Delima Saraghi stands at the front of a Rangoon hotel conference room and looks over the women gathered to learn how to run an election in Myanmar.
“I want to remind you again of your goal in a campaign – why you even enter the election, why you even want to be a candidate. Which is to …<TH>?”
She bends her ear toward the members of 41 political parties who have come from across the country, some riding buses for nearly a day, to prepare for an election expected by early November; it will be a pivotal moment in the development of a nascent democracy.
When no one answers her question, she does it herself. “To win!” she says. To emphasize the point, she scribbles “Win” in big letters on a flip chart.
Then she sketches how that’s done: research, fundraising, outreach and a vote-counting plan. Use census data, use voter records, says Ms. Saraghi, a trainer with the International Republican Institute, a United Nations-partnered organization that is utilizing hundreds of such seminars to teach the basics of running a political campaign in the country formerly known as Burma
As it faces the first broadly contested ballot since 1990 – an election whose results were then tossed out by the army – Myanmar’s military-heavy government has promised to run a proper vote.

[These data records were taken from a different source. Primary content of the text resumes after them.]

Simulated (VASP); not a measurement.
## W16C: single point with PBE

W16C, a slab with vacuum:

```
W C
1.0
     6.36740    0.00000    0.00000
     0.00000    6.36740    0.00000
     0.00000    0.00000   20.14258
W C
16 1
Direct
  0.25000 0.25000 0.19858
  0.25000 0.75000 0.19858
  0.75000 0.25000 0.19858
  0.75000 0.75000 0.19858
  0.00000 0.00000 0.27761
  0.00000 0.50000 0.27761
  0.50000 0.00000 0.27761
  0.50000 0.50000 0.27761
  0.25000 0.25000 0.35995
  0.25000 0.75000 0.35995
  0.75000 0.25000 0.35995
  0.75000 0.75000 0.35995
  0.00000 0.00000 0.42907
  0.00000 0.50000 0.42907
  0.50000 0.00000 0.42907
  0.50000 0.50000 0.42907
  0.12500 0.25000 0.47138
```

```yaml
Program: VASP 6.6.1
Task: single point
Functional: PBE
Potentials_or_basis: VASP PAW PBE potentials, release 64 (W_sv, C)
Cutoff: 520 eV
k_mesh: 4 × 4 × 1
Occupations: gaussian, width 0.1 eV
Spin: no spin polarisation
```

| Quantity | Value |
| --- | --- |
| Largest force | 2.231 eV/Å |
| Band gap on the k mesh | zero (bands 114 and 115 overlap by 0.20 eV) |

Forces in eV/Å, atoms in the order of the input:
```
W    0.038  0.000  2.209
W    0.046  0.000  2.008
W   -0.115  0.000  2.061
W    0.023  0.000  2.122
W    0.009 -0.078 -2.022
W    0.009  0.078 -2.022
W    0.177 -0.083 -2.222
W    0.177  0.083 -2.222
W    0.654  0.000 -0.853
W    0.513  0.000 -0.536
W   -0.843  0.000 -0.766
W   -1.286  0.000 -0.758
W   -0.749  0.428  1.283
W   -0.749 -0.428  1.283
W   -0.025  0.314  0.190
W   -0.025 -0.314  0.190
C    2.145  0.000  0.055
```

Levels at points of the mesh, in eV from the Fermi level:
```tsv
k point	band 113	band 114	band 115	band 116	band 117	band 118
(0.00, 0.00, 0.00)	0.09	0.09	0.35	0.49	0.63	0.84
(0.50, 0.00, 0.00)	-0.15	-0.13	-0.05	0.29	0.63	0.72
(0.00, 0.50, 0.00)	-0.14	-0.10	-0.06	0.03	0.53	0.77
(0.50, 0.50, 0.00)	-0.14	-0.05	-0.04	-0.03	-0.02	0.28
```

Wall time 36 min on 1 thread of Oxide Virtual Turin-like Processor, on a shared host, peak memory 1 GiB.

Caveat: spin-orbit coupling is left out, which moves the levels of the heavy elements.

But nothing will be easy. And even before the election is called, questions are already emerging over whether the country’s leadership has either the will or the wherewithal to mount an election that will stand up to intense scrutiny. Since recent political reforms, this will be the first general election to be contested by Aung San Suu Kyi and her National League for Democracy.
The problems run far deeper than campaign strategy.
The country faces immense practical concerns over running an election at 47,000 polling stations across a Texas-sized country where electricity remains sparse and some villages are accessible only by foot. (By comparison, the United States had fewer than 120,000 polling places in the last federal election.) There is no way international observers in Myanmar can be in all of those places; it will be a sufficiently daunting challenge merely to train local teachers and civil servants to run each of them. There will be 10 people running each polling station, meaning nearly 1 per cent of the population will need training that has yet to begin.
Already, observers worry that some minority groups will be barred from voting, and funding issues have begun to arise. Myanmar hasn’t earmarked enough money to affix numbered seals to ballot boxes, or to buy the proper indelible ink to mark the fingers of those who have voted. (It has budgeted $136,000 – the actual cost is upwards of $2-million.)
To those watching, it’s already clear this will be far from a perfect election.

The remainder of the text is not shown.